NEW YORK — "It doesn't seem possible that so much time has passed," said Deborah Kerr, taking note of the fact that this year marks the 40th anniversary of her film career. She was somewhat ruffled at the reminder.
"It's as though everything has come to an end and it hasn't," she said emphatically the other day, referring to a spate of tributes and film retrospectives that have been held in her honor to mark the milestone.
Indeed, Kerr was here from her home in Switzerland to help promote the latest in a recent round of roles that have marked her return to the screen after an extended "leave of absence."
The latest project is "Hold the Dream," a two-part, four-hour sequel to the TV-movie version of Barbara Taylor Bradford's "A Woman of Substance," in which Kerr starred two years ago. The miniseries is scheduled for broadcast in Los Angeles Tuesday and Nov. 11 on KCOP Channel 13.
In "Hold the Dream," Kerr recreates the role of Emma Harte, a tough matriarch and business tycoon who has aged to 80 in the sequel.
She said she decided to play the role in the two miniseries because it gave her a chance to shed the "goody-two-shoes" image with which she has been associated since she first came to Hollywood in 1946 to play opposite Clark Gable in "The Hucksters."
"I haven't often been given the opportunity to play someone tough, but actually I've played many different kinds of women--I even played a murderess in 'The Chalk Garden' (1964)," said Kerr, acknowledging that there are parts of herself in all of her characters. "The camera is a magnifying glass to the personality," she added.
"But most people think of me as a Duchess-type, I think, because I look like one."
At 65, Kerr looked the other day just a slightly older version of the woman seen on screen for so long. In fact, with the fading afternoon sunlight pouring through her hotel room window, her face looked much as it did in 1960 in "The Sundowners." She also evidenced the bright, soft, genteel qualities she has brought to most of her screen roles.
But she was also forthright and feisty, her moods ranging from annoyance that the telephone was out of service throughout her swank Park Avenue hotel to being a bit perturbed at the "bronze and marble" symbols of her anniversary year that she said she has been collecting at the recent tributes. Mostly, she was self-effacingly good-humored in discussing her long film career.
Kerr recalled that she left films after the 1968 release of "The Arrangement" because of changes in Hollywood and in herself. She was "either too young or too old" for the roles that came along, she explained.

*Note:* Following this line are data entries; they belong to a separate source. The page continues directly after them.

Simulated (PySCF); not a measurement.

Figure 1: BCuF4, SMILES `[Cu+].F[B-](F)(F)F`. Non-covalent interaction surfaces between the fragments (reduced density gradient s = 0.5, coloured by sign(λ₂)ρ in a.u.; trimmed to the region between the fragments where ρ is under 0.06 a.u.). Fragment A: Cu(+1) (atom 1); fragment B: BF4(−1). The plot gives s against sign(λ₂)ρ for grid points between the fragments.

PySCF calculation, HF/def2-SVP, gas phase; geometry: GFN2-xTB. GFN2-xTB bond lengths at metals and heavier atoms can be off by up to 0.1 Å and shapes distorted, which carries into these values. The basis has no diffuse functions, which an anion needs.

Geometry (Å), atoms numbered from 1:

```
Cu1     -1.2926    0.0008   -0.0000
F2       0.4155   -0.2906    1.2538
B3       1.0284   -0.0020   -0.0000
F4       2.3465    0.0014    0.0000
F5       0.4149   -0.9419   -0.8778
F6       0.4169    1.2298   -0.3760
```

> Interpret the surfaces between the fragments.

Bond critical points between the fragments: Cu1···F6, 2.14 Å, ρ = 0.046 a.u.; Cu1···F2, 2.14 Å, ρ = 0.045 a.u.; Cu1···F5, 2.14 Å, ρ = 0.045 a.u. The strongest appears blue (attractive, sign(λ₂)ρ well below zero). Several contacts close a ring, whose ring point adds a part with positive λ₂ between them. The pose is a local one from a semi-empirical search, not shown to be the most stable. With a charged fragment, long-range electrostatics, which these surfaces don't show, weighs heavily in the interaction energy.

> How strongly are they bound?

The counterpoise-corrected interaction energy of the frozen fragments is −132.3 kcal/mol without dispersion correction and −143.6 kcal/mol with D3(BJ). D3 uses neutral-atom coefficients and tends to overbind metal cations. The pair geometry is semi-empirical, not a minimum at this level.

"I felt I didn't want to make the kinds of movies that Hollywood started making," she said, referring to the epic and catastrophe films of the late 1960s and early 1970s.
But she continued working on stage nearly non-stop, including "The Corn Is Green" in London; in Edward Albee's "Seascape" on Broadway, and in a production of "Long Day's Journey Into Night" in Los Angeles.
"A Woman of Substance" marked her return to film making starting in 1984, followed in 1985 by "Reunion at Fairborough" for Home Box Office. She also appeared in a TV remake of "Witness for the Prosecution."
But she referred to a recent theatrical film called "Assam Garden" as the first "proper film" she has made since 1968. In the independent British film, which has not been released widely in this country, Kerr plays "a tough old bird . . . the kind of character part I have always enjoyed playing."
Kerr said she wants to continue to work in theater and in television, but not on a prime-time series--"that would keep me tied to a wheel." And she said she would love to make another Hollywood film.
The "high point in her life," she said, occurred in 1953 when "From Here to Eternity" was released at the same time she was making her Broadway debut in "Tea and Sympathy."
In the play, Kerr played a school mistress whose passions for a latently homosexual student remained buried, and in the film--which earned her one of six Oscar nominations--she played an unhappy Army wife whose passions burst to the surface. Both the play and the film were considered unusually frank and forthright for the times.
"To do a play that rocked everybody, even though I was playing a nice, sweet, gentle, typical Deborah Kerr type, and, at the same time, to have such an enormous success in the kind of role nobody ever thought I would do, was all very exciting," she said.
"I have been very lucky, even with the little gaps," Kerr said, almost breathlessly looking back over the years. "And now I look forward to going on and doing even more outrageous things!"